The News Recommendation Pipeline is a comprehensive MLOps-driven system designed to ingest news articles from RSS feeds, process and cluster them into stories, generate summaries, and provide personalized recommendations to users. Built with scalability and maintainability in mind, it leverages a Kubernetes-based deployment on a single EC2 instance using Minikube, integrating modern tools like Kafka, Redis, MongoDB, Airflow, and Kubeflow to create a robust end-to-end pipeline. The system includes advanced features such as model drift detection, automatic retraining, and bias monitoring, ensuring high-quality recommendations that adapt to changing user behavior and content trends.
- Real-Time Ingestion: Scrapes articles from RSS feeds and streams them via Kafka.
- Story Clustering: Groups articles into coherent stories using UMAP and HDBSCAN.
- Summarization: Generates concise summaries for stories using a lightweight transformer model (DistilBART).
- Personalized Recommendations: Combines collaborative filtering (ALS) and content-based methods (FAISS) for hybrid recommendations.
- Model Drift Detection: Monitors recommendation performance and triggers retraining when drift exceeds a threshold.
- MLOps Integration: Uses Airflow for orchestration, Kubeflow for pipeline management, and a feature store in MongoDB.
- API Gateway: Exposes RESTful endpoints for recommendations and story retrieval.

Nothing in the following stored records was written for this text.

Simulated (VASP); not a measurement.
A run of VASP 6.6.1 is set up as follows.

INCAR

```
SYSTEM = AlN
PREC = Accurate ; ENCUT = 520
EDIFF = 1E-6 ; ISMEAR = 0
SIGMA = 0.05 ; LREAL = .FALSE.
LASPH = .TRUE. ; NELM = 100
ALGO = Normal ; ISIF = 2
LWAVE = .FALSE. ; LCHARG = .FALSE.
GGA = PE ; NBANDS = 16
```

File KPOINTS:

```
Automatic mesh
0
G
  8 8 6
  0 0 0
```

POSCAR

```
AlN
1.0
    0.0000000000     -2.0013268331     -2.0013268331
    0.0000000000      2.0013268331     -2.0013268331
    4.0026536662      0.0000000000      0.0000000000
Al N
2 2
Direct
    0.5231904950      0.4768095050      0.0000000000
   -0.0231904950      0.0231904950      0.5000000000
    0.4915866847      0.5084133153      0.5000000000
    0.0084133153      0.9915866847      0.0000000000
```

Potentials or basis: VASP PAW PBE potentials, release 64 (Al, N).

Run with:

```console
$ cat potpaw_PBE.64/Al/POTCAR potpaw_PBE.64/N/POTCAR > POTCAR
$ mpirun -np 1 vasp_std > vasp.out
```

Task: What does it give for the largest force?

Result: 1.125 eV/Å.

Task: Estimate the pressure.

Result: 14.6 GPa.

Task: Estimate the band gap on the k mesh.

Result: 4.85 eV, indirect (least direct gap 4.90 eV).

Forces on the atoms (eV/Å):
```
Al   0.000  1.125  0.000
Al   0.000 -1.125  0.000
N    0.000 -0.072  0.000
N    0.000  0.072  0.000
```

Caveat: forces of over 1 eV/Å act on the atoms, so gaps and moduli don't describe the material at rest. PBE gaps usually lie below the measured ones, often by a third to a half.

- Bias Detection: Monitors recommendation diversity and sentiment to ensure fairness.
The pipeline consists of several microservices interacting through Kubernetes DNS-based service discovery, with data flowing through Kafka, Redis, and MongoDB for processing and storage.
flowchart TD
%% Data Ingestion Pipeline
subgraph "Data Ingestion Pipeline"
A[Ingestion Service<br>scrapes news data]
B[Kafka<br>Message Broker]
A -->|Publishes scraped news| B
C[Duplication Service<br>creates initial story groupings]
B -->|Consumes messages| C
end
%% Story Processing Pipeline
subgraph "Story Processing Pipeline"
D[MongoDB<br>Raw Articles Collection]
E[MongoDB<br>Stories Collection]
C -->|Writes grouped data| D
C -->|Writes grouped data| E
F[Batch Cluster Service<br>refines clusters]
D & E -->|Reads data| F
G[Summarization Service<br>generates summaries]
F -->|Outputs refined stories| G
G -->|Updates stories| E
end
%% User Interaction & Recommendation
subgraph "User Interaction & Recommendation"
H[User Behaviour Service<br>tracks user interactions]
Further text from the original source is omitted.